Published by Steven Roy

This week's Thursday Thoughts is on the subject of the new teams in 2010.

The three new teams made quite an impression on F1 this year. What do you think they brought to the sport? How would the year have been without them? Better or worse?

I think the simple answer is that F1 is better with the new teams than it would have been without them. Without them there would only have been 18 cars on the grid which is unacceptable to most people. We needed more teams to guarantee the future of the sport.

My view has always been that anyone who can turn up with a car that can get through scutineering and a driver who qualifies for a superlicence should be allowed to attempt to qualify. That way the better teams thrive and the less capable disappear. That is not an option due to FIA rules. The USF1 mess shows that the FIA is not capable of assessing teams so I was not particularly convinced that the new teams would start the season let alone finish it. Add to that the whole Lotus/Notus saga and the CFD only Virgin and my hopes for the new teams were not high.

Despite all that all three teams have added greatly to the season. The three of them showed how to interact with fans in a way we have not seen before and you only have to look at Christine’s Rankings to see the only pre-existing team who stopped the new teams taking the top three positions were McLaren.
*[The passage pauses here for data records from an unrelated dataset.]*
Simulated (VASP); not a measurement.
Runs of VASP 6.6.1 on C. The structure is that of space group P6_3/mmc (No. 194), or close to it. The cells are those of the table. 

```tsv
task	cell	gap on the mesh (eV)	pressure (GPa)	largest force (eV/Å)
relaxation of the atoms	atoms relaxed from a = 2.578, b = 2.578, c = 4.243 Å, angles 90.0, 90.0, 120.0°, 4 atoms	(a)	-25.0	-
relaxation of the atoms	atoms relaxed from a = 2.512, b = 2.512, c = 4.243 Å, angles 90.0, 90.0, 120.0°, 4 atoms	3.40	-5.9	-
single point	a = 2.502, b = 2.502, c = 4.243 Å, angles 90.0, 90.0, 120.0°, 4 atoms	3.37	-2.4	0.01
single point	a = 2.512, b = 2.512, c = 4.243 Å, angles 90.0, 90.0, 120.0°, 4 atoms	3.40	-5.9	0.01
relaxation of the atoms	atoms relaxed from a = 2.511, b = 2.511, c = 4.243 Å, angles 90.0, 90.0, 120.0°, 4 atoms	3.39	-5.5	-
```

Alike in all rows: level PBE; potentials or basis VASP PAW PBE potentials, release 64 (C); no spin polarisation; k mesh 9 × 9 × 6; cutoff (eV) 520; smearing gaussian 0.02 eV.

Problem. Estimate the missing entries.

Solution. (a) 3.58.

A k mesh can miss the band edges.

Everyone in the paddock knew about Alex Snell’s plans for the season after the first couple of races but while the successful teams couldn’t see the opportunity he presented them with but Virgin more or less made him part of the team and as a result all the publicity about his trip was usually full of mentions of the team and pictures of Alex either in their garage or in their team gear. You have to wonder how the over-staffed marketing departments of the major team missed out on all the free coverage he could provide.

Lotus provided all sorts of entertainment from the golf matches and other sporting contests between Heikki Kovalainen and Tony Fernandes with all the tweets and twitpics of challenges, friendly boasting and taunting between them. The fact that the team did such a good job on the track after getting their entry so late says much for Mike Gascoyne’s ability to pull a team together and their potential for the future.

The real surprise of the season was HRT. Given how they emerged from the Campos Meta mess it is little short of a miracle that they made the grid at all. The early season partnership between former GP2 team mates Bruno Senna and Karun Chandhok despite all the on track problems provided great off track entertainment. Once Chandhok was dropped from his driver for purely financial reasons he turned himself from a little known driver with a less than promising career into an established personality with an encyclopaedic knowledge of F1 history and a personable manner which made him universally popular.

Of course what really matters is the on track contribution the teams made. There has been a lot of rubbish talked about how slow they were by people who should know better than spout that kind of nonsense. There has been talk of re-introducing the 107% rule despite the teams rarely if ever being slow enough for that rule to be needed. Some of the people who have made these kind of comments need to look back into there own history when it was not unusual for drivers on the podium to be lapped and drivers in the points by either lapped several times or not finish at all.

I think the real test of the three new teams is not there first season but how they evolve from there. Team Lotus or whatever they are going to be called seem to be destined for a rapid rise to the midfield. They have good drivers and a technical team lead by Mike Gascoyne so they should have less difficulty progressing than the other teams.

We need to see how much Virgin improve next season before we can assess Nick Wirth’s CFD method is going to be as successful in F1 as it has been in sportscars. That combined with the limited budget should prevent them making immediate progress. It is possible that Wirth will be proved right and we will see teams dropping their wind tunnels but I don’t see them making quick progress.

HRT seem destined to be the slowest team again next season. Their constant driver shuffling suggests they have little if any money and while it is possible to complete a season on a limited budget it is harder to complete the season while designing a new car and hiring good people. I guess the drivers will be chosen from those with the biggest budgets who can’t get a more competitive drive.

So my summary is that so far I am very happy with the new teams and believe they have made a positive contribution but they really need to be judged on how they progress from here. We still have a free slot and it is time we had another new team take that. I hope it goes to the likes of Prodrive or Epsilon Euskadi who have the potential to be genuine heavyweights rather than fantasists like USF1 or another team with no money like HRT.